However, it is a good time to do your research, look at available stock on the market and consider what type of business would make a strong investment for the future.

Here are five things you need to consider.

1) Location

With any property investment, location is key. But with retail, it’s fundamental to the success of the venture. You need an area where your business will be highly visible.

Even in times of crisis, footfall is highest in town centres, high streets, retail parks and shopping centres. A shop needs plenty of passing trade. It also helps to have good transport links and parking nearby. Consider where your customers will come from and is your premises in easy reach for staff and suppliers.

2) Business type

The high street is currently undergoing a huge transformation. While some well-known retail names are going to disappear forever, other shops are thriving.

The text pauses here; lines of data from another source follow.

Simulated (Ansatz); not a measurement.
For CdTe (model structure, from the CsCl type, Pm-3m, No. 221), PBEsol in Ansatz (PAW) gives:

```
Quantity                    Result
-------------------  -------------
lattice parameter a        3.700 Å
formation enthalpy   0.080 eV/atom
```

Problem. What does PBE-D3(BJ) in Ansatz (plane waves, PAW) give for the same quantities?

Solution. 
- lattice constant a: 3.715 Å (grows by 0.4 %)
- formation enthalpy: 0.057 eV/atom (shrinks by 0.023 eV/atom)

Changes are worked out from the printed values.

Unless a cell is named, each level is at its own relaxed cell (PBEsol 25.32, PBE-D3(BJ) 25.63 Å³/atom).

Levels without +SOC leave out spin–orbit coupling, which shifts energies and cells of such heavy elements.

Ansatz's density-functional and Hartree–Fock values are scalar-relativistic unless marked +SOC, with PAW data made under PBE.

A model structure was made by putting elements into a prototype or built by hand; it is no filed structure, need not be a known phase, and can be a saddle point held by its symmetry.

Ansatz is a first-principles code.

You’ll need to consider the type of business that’s going to be in demand both now and in the future. Click-and-collect retailing has seen a massive increase and that trend is set to continue, even after shopping restrictions have been lifted.

Business type is relevant whether you plan to manage a shop yourself or let it to tenants because planning permission will need to be taken into account. The type of business that can take place in commercial property is defined by the Town and Country Planning (Uses Classes) Order 1987.

Retail property falls in the A1 use class that covers shops, hairdressers, showrooms, dry cleaners sandwich shops, and internet cafes. You can find a list of planning use classes on the Planning Portal.

3) Competitors

Once you’ve decided on your business type, check what other shops are located close to the premises.

Ideally, you don’t want too many competitors. However, you do want neighbouring shops that will attract people to the location.

4) Total cost of investment

As well as the purchase price of the property, there are other expenses you’ll need to take into consideration. Stamp Duty Land Tax (Stamp Duty) applies if you buy premises worth more than £150,000 in England and Northern Ireland. In Scotland, Stamp Duty has been replaced by Land and Buildings Transaction Tax, and in Wales by Land Transaction Tax.

Business rates will apply, though landlords that let their property usually pass the cost of business rates onto their tenants. There is also insurance, local authority charges, repairs and maintenance, running costs and service charges, and potentially VAT. Again, if you’re a landlord, some of these will pass to the tenant.

You’ll also need to decorate and fit out the shop to create the type of environment that will appeal to your customers or tenants.

5) Sourcing finance

Banks and building societies provide commercial mortgages for the purchase of retail properties. You could also take advice from a commercial mortgage broker.

Lenders will want to know you can keep up with repayments and are likely to want to see a business plan and perhaps a commercial mortgage repayment plan as well as accounts and bank statements.